Literary Review · Essay and Fiction

Women Who Changed the Sentence: Five Writers Every Reader Needs

The best female writers in literary fiction and what makes their work essential

Elif Shafak

Elif Shafak writes across borders — cultural, political, linguistic — and she does it with a structural intelligence that most literary novelists never reach. Born in Strasbourg, raised between Turkey and England, she is one of the most widely read living authors in Europe, and one of the most consistently underrated by the kind of people who make those lists.

Her novel The Island of Missing Trees is where most readers should start. Set between Cyprus in 1974 and London in the present, it moves between a fig tree narrating its own story and two teenagers falling in love across the Greek-Cypriot and Turkish-Cypriot divide. The premise sounds impossibly ambitious. The execution is precise. Shafak uses the fig tree not as a gimmick but as a structural necessity — a way of holding historical grief at one remove, long enough to look at it directly.

There Are Rivers in the Sky is her most recent novel and shows no sign of a writer coasting. Three timelines, three bodies of water, one cuneiform tablet connecting them across millennia. The prose is controlled and the ambition is still there. Shafak has earned the kind of career where each book feels like it could only have been written by her.

Olga Tokarczuk

Olga Tokarczuk won the Nobel Prize in Literature in 2018. The committee cited her “narrative imagination” and her representation of “the crossing of boundaries.” Both phrases undersell it.

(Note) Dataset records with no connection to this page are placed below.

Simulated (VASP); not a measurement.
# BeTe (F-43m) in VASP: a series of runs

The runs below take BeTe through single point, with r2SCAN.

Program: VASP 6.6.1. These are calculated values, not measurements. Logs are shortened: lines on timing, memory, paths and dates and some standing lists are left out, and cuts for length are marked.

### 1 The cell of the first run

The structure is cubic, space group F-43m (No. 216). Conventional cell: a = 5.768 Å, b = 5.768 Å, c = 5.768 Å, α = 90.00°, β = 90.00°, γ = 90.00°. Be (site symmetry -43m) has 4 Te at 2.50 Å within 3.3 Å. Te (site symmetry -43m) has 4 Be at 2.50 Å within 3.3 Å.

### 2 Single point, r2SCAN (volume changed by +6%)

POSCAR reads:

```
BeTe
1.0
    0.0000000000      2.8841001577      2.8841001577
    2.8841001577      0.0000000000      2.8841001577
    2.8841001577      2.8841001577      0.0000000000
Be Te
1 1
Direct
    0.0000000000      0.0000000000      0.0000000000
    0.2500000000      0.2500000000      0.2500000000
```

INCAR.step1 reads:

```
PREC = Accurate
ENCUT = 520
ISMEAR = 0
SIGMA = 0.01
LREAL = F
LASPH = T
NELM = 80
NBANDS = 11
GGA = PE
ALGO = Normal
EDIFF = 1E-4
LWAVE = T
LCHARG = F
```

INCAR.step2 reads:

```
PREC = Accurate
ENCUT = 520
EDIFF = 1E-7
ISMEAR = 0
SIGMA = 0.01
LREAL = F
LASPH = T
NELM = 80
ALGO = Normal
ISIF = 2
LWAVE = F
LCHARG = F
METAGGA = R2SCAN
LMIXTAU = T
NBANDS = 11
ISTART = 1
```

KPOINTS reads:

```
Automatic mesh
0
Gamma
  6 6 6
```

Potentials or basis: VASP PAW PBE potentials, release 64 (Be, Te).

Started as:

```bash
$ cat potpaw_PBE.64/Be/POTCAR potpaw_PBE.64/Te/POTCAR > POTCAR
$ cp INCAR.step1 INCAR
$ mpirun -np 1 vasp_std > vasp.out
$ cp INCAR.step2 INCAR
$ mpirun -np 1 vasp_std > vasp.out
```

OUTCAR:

Tokarczuk writes novels that feel like they are reorganising the way you think while you read them. Drive Your Plow Over the Bones of the Dead is the one to read first if you want the full effect. A woman in a remote Polish village begins to suspect that the local hunters are being killed by the animals they hunt. The narrator is unreliable, the prose is strange, and the logic of the book is its own. It reads like a fairy tale written by someone who has read every noir novel ever published and decided to use the form to dismantle itself.

Her translator, Antonia Lloyd-Jones, deserves mention here. Tokarczuk’s sentences in English have a texture that feels entirely her own, and that is partly a feat of translation.

Deborah Levy

Deborah Levy is one of the most intelligent writers: period. Her Living Autobiography trilogy — Things I Don’t Want to Know, The Cost of Living, Real Estate — is one of the great acts of literary self-examination in contemporary British writing. Each book is short. Each is dense. None of them waste a sentence.

Things I Don’t Want to Know opens with Levy sitting in a café in Majorca, crying. She cannot stop. A man at the next table tells her to cheer up. The book is her response. She moves through Simone de Beauvoir, her own childhood in apartheid South Africa, her father’s political imprisonment, the question of what it costs a woman to write. It is devastating and funny and structurally immaculate.

The Cost of Living takes the same intelligence to the experience of divorce and financial precariousness. Real Estate closes the trilogy by thinking about what it means to want a home when home has always been an unstable concept. If you have read Carver and wondered what that kind of compression would look like applied to autobiography rather than fiction, Levy is the answer.

Susanna Clarke

Piranesi is the strangest book on this list. A man lives in a house with infinite halls, infinite statues, infinite tides. He keeps a journal. He does not know where he is or who he was before he arrived. The house is alive and he loves it.

Clarke spent sixteen years between Jonathan Strange & Mr Norrell and Piranesi, much of it ill. Piranesi is 272 pages and feels like something made under enormous pressure — not the pressure of deadline but of necessity. It is the kind of book that could only have been written by someone who had spent years thinking about reality and interiority and what it means to be inside a story.

It won the Women’s Prize for Fiction in 2021. The prize exists to recognise fiction by women that deserves more attention than it gets. In Clarke’s case, it recognised one of the most genuinely original novels published in the last twenty years.

Maggie O’Farrell

Maggie O’Farrell has written nine novels. All of them are about women navigating lives shaped by forces larger than themselves — illness, grief, historical contingency, love. She writes in a mode that might be called intense psychological realism, and she does it at a pace that makes most literary fiction feel slow.

After You’d Gone was her debut and it remains one of the most structurally ambitious first novels published in Britain in the last thirty years. A woman sees something in a train station mirror that she refuses to describe. She steps in front of a car. The novel works backwards and forwards from that moment, assembling what was seen and what it meant. O’Farrell handles time with the kind of confidence that most writers take decades to develop.

Why These Books Matter

Literary fiction has always had female writers at its centre. What has changed is who gets canonised, who gets reviewed, and who gets taught. Shafak, Tokarczuk, Levy, Clarke, and O’Farrell are all working at the highest level of contemporary literary fiction. They write books that are formally ambitious, emotionally intelligent, and built to last.

If you read one book from this list, read Drive Your Plow Over the Bones of the Dead. If you read five, you will come out the other side thinking differently about what literary fiction can do.